Hugo Grotius. LIBRARY OF CONGRESS
Hugo Grotius.
LIBRARY OF CONGRESS

Hugo Grotius, also known as Huigh de Groot, achieved prominence as a Dutch jurist and statesman and is regarded as the originator of International Law.

Grotius was born April 10, 1583, in Delft, Netherlands. A brilliant student, Grotius attended the University of Leiden, received a law degree at the age of fifteen, and was admitted to the bar and began his legal practice at Delft in 1599. It was at this time that he became interested in international law, and, in 1609, wrote a preliminary piece titled Mare liberum, which advocated freedom of the seas to all countries.

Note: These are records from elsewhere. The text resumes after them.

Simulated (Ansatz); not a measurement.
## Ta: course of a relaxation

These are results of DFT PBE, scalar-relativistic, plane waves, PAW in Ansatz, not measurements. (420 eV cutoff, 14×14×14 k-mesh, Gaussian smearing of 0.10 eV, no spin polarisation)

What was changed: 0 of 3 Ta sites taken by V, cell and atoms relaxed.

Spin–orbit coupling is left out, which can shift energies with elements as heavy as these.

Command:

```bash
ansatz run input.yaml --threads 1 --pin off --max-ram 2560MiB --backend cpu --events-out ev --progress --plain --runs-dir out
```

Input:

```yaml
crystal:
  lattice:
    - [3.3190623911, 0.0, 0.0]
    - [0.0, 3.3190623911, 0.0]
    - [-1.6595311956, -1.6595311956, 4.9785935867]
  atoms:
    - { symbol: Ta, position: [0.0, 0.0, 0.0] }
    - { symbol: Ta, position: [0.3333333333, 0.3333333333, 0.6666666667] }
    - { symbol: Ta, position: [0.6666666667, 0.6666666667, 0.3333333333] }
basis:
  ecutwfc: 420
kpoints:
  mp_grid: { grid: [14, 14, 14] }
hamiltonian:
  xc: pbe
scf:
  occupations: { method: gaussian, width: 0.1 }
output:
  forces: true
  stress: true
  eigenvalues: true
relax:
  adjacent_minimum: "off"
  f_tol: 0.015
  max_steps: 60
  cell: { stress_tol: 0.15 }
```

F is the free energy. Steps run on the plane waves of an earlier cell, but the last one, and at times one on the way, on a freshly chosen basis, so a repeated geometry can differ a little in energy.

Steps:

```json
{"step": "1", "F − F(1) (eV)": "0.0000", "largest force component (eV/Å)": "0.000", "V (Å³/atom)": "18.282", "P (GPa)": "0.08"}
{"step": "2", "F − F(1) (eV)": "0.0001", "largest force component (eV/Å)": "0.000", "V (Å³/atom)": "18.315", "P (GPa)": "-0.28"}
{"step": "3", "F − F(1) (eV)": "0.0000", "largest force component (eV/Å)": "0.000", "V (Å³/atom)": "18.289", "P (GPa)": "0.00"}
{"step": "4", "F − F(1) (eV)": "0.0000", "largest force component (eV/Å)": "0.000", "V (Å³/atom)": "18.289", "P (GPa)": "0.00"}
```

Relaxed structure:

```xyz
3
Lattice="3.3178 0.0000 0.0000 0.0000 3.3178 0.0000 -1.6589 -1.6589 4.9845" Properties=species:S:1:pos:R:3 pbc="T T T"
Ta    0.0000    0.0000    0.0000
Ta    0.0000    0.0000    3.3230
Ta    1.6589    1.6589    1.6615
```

In 1615, Grotius became involved in a religious controversy between two opposing groups, the Remonstrants, Dutch Protestants who abandoned Calvinism to follow the precepts of their leader, Jacobus Arminius, and the Anti-Remonstrants, who adhered to the beliefs of Calvinism. The dispute extended to politics, and when Maurice of Nassau gained control of the government, the Remonstrants lost popular support. Grotius, a supporter of the Remonstrants, was imprisoned in 1619. Two years later he escaped, seeking safety in Paris.

In Paris, Grotius began his legal writing, and, in 1625, produced De jure belli ac pacis, translated as "Concerning the Law of War and Peace." This work is regarded as the first official text of the principles of international law, wherein Grotius maintained that Natural Law is the basis for legislation for countries as well as individuals. He opposed war in all but extreme cases and advocated respect for life and the ownership of property. The main sources for his theories were the Bible and history.

"What the consent of all men makes known as their will is law."
—Hugo Grotius

Grotius spent the remainder of his years in diplomatic and theological endeavors. From 1635 to 1645, he represented Queen Christina of Sweden as her ambassador to France. He pursued his religious interests and wrote several theological works. Grotius died August 28, 1645, in Rostock, Germany.

West's Encyclopedia of American Law, edition 2. Copyright 2008 The Gale Group, Inc. All rights reserved.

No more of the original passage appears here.